What is Capacity Utilization Efficiency? | The Holy Grail of Network Storage Management

Capacity utilization efficiency refers to the efficient usage of storage platforms based on a consideration of data access requirements and platform costs. At one level, it is an extraordinarily simple concept to grasp. Data, once written, has a discernable pattern of access. Once committed to disk, the accesses made to data tend to drop an average of 50 percent within three days. Within a month, the frequency of access attempts made to the same data may drop by as much as 90 percent or more. Given this "rule of thumb" in data access trends, you need to ask yourself how much of your infrequently accessed data is being stored on your most expensive high-end storage platforms? That question gets to the heart of capacity utilization efficiency.

It goes almost without saying that most organizations today are allocating storage capacity inefficiently. Provisioning storage to applications is one of the two "pain points" most frequently cited by storage administrators in survey after survey (the other being backup). Allocating, then reallocating, storage capacity to applications is a burdensome, time-consuming task that might be made somewhat less onerous through the application of techniques such as LUN aggregation. Randy Chalfant, Chief Technologist for StorageTek, offers the following illustration of the situation. ^[1]
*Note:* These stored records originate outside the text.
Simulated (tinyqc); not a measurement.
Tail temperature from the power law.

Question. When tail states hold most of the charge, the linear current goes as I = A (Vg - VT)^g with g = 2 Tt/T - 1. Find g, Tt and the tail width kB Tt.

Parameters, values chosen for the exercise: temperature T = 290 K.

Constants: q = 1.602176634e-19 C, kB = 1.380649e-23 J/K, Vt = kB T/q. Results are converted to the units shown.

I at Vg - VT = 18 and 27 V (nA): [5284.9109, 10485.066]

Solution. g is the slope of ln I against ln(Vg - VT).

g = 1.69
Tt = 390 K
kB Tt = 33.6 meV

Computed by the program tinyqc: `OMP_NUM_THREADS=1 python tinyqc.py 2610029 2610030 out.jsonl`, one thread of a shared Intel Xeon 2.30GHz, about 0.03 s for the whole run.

"The picture below (see Figure 8-1) shows the typical storage needs for a database using conventional disk. Some vendors advertise a very attractive price for raw storage capacity in their array products, but in reality mirroring and replication can cause storage efficiency to be low. It is always a good practice to purchase between 20% and 40% more than you expect to use when managing database storage. This growth factor is depicted in the figure as 'unused storage'."

Figure 8-1. Storage allocation to a database.

"When setting up storage for a database, the Database Administrator or Systems/Storage Administrator (DBA/SA) must first determine how much space is required. Once this number is determined, the storage administrator will allocate (or reserve) a volume on the storage subsystem that equals the specified size. Since databases utilize tables, the allocated space initially represents only the table size but no actual data. This variance between the table size and the actual amount of stored data is what we define as 'allocated but unused' storage. If a storage system has many databases stored on it, this allocated but unused storage can add up quickly."

"In order to protect critical data while maintaining 24x7 availability, DBA/SAs may utilize an 'outboard copy' (data replication or 3rd copy). This allows backups to be carried out while the database remains available to the users."

"As this example shows, conventional disk proves to be very wasteful when the actual data needs can be as little as 20 “30% of the total storage capacity. The bottom line is that for databases, conventional storage offers poor storage efficiency and high cost."

Chalfant agrees with the observation that, with few exceptions, even with the best virtualization tools and the most efficient capacity allocation program, capacity utilization inefficiency remains. He submits, however, that his company's Shared Virtual Array provides some alleviation of allocation inefficiency.

An implementation of a virtualization technique that StorageTek calls "Dynamic Mapping," Chalfant describes the Shared Virtual Array (SVA) as a "lynchpin to virtual architecture because pre-determined storage capacity, which he says "almost always far exceeds the actual amount of real data," can be presented to applications via the technology without actually being physically allocated. This "indirect mapping," he argues, is another (though less often discussed) benefit of virtualization. With such an approach, the "SVA is able to offer the allocated but unused space to other volumes , which in turn increases the overall storage efficiency."

Like most virtualization solutions, however, StorageTek's SVA is proprietary and offers platform support that is only as comprehensive as third-party array vendors will allow. Moreover, from the standpoint of capacity utilization, inefficiencies persist. That is mainly because mechanisms do not yet exist to automate the migration of data between platforms based on usage characteristics.

Hierarchical storage management (HSM), discussed in detail below, does not currently migrate data based on access frequency, but on the basis of last updates ("write date"). Most HSM packages assume that if a file or dataset has not been updated, overwritten by a new version, within a given timeframe, it should be moved from one part of the physical storage hierarchy to another. Just as current virtualization technology is inadequate to the task of achieving capacity allocation efficiency, current HSM technology is inadequate to the task of capacity utilization efficiency.

Ultimately, some sort of capacity utilization efficiency technology is needed, or else organizations will literally bankrupt themselves with amassing storage costs. Ideally, such a technology would provide automated intelligence for migrating data from more expensive to less expensive platforms "in the background" without operator intervention. For this to happen, significant changes are required in how data is named and characterized in the first place. Moreover, a stable, well-managed, and secure, networked storage infrastructure is prerequisite for automated data migration.